Koffin Kats are one of the most known, respected and celebrated psychobilly bands around today. Pomade, whiskey, revving engines, tattoo clad betties and punk rock abound on their tribute to their hometown of Detroit, Born of the Motor. The band’s seventh full-length, Born of the Motor drops via Sailor’s Grave Records on October 22.
Ghettoblaster recently caught up with KK’s Vic Victor to discuss the album. This is what he told us.
When did you begin writing the material for your forthcoming album?
We went into the basement and hammered out all of the music in the few weeks between getting back from a very cold Canadian tour and going back to Europe this past spring/summer. We were there for three months so I had plenty of time to write lyrics and do some tweaking to the arrangements. We pretty much went into the studio as soon as we got back.
What was the most difficult song to take from the initial writing stage through recording and mixing? Why was it so troublesome?
Because we are such a close band of only three members, we don’t run into that problem too often. When I say close, I mean we spend the majority of a year with each other doing music. So we kinda already know what will work and not work at all for this band. I wanted Ian to have more of a vocal presence on this album. So there were a few tracks where we worked to find the right harmonies and the right singing style. “Giving Blood” was one of them. Once we were on the same page with our recording engineer/ mixer about the direction we were going with the vocals, everything came together.
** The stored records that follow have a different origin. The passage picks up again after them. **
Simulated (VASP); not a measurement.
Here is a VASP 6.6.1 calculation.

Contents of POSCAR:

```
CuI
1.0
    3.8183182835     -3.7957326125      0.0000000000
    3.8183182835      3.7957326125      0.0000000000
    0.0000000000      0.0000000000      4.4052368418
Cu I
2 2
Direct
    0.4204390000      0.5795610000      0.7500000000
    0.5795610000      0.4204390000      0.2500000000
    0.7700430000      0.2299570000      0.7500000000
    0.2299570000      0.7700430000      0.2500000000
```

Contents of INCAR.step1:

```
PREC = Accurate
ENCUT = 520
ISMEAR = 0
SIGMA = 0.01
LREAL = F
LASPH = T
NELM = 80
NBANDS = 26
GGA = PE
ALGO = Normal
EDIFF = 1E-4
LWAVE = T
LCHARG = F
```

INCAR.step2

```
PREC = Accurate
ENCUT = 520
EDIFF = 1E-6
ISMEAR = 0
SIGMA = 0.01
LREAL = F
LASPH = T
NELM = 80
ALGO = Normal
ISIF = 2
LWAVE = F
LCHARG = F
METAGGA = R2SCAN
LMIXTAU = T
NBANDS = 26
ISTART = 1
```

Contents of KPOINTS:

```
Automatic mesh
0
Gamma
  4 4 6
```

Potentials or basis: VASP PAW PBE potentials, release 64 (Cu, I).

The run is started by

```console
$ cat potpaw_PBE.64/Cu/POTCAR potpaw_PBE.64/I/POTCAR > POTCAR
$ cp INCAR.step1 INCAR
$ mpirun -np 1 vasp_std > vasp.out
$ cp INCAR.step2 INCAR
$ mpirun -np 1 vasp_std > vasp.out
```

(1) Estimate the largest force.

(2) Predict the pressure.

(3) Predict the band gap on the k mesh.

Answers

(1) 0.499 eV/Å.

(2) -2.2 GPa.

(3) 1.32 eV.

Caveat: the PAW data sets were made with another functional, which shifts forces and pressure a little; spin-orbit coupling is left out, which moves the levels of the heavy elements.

Which of the songs on the record is most different from your original concept for the song?
The last track called “Gone To See The World” wasn’t really meant to be an full on verse chorus type song. Just kind of a weird little quick song like we have done in the past with a 30 second song called “Blue Eyed Drug.” John Kay, wearing his producer cap while we were in his studio, convinced us to extend it, but to also keep it stripped down. Just Ian and I playing guitar. First time I’ve officially played guitar on a KK album ha ha.
Did you have any guest musicians play or sing on the record?
No. It’s just us. John jumped up from the mixing board a few times to add some vocal flavor. But that’s about it. One of these days I’ll write some kind of a duet.
Who produced the record? What input did that person have that changed the face of the record?
John Kay. He worked with us on recording the last few albums. This is our second run with him doing full on recording, mixing, and production. The first time was our “Drunk In The Daylight” album. Over the years of working together and both parties improving their respective skills , I was confident that we could get this album right where i wanted it sonically. He definitely put some work into the guitar tone. This doesn’t sound like what we have recorded in the past. The idea here was to really try to recreate the “live” tone.
Is there an overarching concept behind your new album that ties the record together?
Each song tells its own story, owns its own guitar or vocal hook. But we wanted to make sure that if you heard any of these songs in a mix of previous recordings, you would know that its a track from “Born.”
Have you begun playing these songs live and which songs have elicited the strongest reaction from your fans?
Were not really one of those bands that can get away with showing up and playing all new songs that our crowd doesn’t know. At this time, the album isn’t out for another week. Only one track has been released and that’s the title track. It’s been awesome to see people on this tour know what it is when were playing it though!